FLORENCE, S.C. – When he opened his property tax notice, Bill Phillips was surprised to find his bill had increased by approximately $200.
Phillips said he was surprised to learn about the increase and that several of his neighbors in the White Hall area were asking questions about why their taxes had increased.
The property tax increases mostly derive from an increase in the millage of Florence One Schools. The millage rate increased by approximately 11.4% from 238.6 mills in 2020 to 265.8 mills.
A mill, previously used to refer to 1/10th of one cent, is the rate at which real property, land and buildings, is taxed in the United States. Basically, the county determines the value of the property, applies an assessment ratio (either 4% for owner occupied or 6% for businesses) and then multiplies those numbers by the millage rate to get the amount of taxes owed.
The increase in the district's millage rate is due to a change in how the district borrows its 8% money.
Basically, South Carolina law affords school districts the ability to borrow up to 8% of the value of the property it owns. Typically, the borrowing takes place in the form of bonds.
Bonds are a fixed-income investment in which the borrower, in this case the school district, agrees to pay a set rate of interest over a period of time and the value of the bond at the end of the period. The date the value of the bonds has to be paid back is called the maturity date.
Richard O'Malley, the Florence One Schools superintendent, told the district's board in April that the district typically uses a four-year maturity date to pay back its 8% bonds. He added that the resolution approved by the board at the April meeting allows him the ability to change the maturity date of the bonds. O'Malley said he was going to exercise his authority to change the maturity date from four years to one year.
He told the board that changing the maturity date of the bonds will afford the district a chance to get ahead of its planned maintenance program.
The district implemented a planned maintenance program using its 8% money in 2019. The maintenance program includes the McClenaghan renovations, new football stadiums and upgrades to several schools. A full list of projects included in the plan is available at florence1builds.org/projects-list.
This allocation is made in addition to the use of fund balance to pay as the district goes on new schools such as Southside Middle School and the planned Williams Middle School.
O'Malley said the district had spent an estimated $16 million of the $46 million projected on the program but added that the renovations do not include roofing projects or heating, ventilating and air-conditioning projects. He said the district's needs include $21 million in roofing and $46 million in heating, ventilating and air-conditioning projects.

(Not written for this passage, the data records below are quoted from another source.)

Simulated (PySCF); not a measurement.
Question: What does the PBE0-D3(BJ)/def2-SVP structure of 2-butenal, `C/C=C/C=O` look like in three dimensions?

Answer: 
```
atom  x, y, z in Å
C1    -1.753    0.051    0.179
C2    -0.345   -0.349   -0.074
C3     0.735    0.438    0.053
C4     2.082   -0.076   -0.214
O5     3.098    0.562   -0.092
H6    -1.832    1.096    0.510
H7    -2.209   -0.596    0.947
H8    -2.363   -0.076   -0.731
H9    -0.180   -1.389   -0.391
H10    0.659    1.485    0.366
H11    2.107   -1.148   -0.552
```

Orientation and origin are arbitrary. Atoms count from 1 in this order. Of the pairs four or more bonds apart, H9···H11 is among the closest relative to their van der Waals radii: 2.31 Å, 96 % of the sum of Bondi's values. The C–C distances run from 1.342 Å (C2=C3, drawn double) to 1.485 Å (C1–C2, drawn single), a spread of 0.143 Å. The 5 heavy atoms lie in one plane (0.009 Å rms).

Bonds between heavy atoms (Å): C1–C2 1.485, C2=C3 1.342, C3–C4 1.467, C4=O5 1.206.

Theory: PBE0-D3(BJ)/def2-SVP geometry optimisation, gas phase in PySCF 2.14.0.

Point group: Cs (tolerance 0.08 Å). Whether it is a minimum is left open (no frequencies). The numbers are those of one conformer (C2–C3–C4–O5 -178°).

Thus, the total of additional maintenance projects remaining is approximately $97 million.
O'Malley added that the 8% money generates $12.4 million in revenue for the district, with $5 million of that going toward replacing the fund balance used for the pay-as-the-district-goes program and the remaining $7.4 million available for the maintenance program.
Assuming every penny of the $7.4 million was used for the maintenance program, it would take the district more than 13 years from now (15 years total) to complete its maintenance program.
O'Malley said by changing the maturity date of the bonds, the district can pay off its $12.4 million bond issue in one year, thus freeing $22 million next year to fund the maintenance program.
If all $22 million is used on the maintenance program, this would mean the district would have roughly $75 million in projects left to do. If the district continues with its allocations of $5 million for pay-as-it-goes and $7.4 million for maintenance, this would lower the number of years left on the project to a little more than 10 years.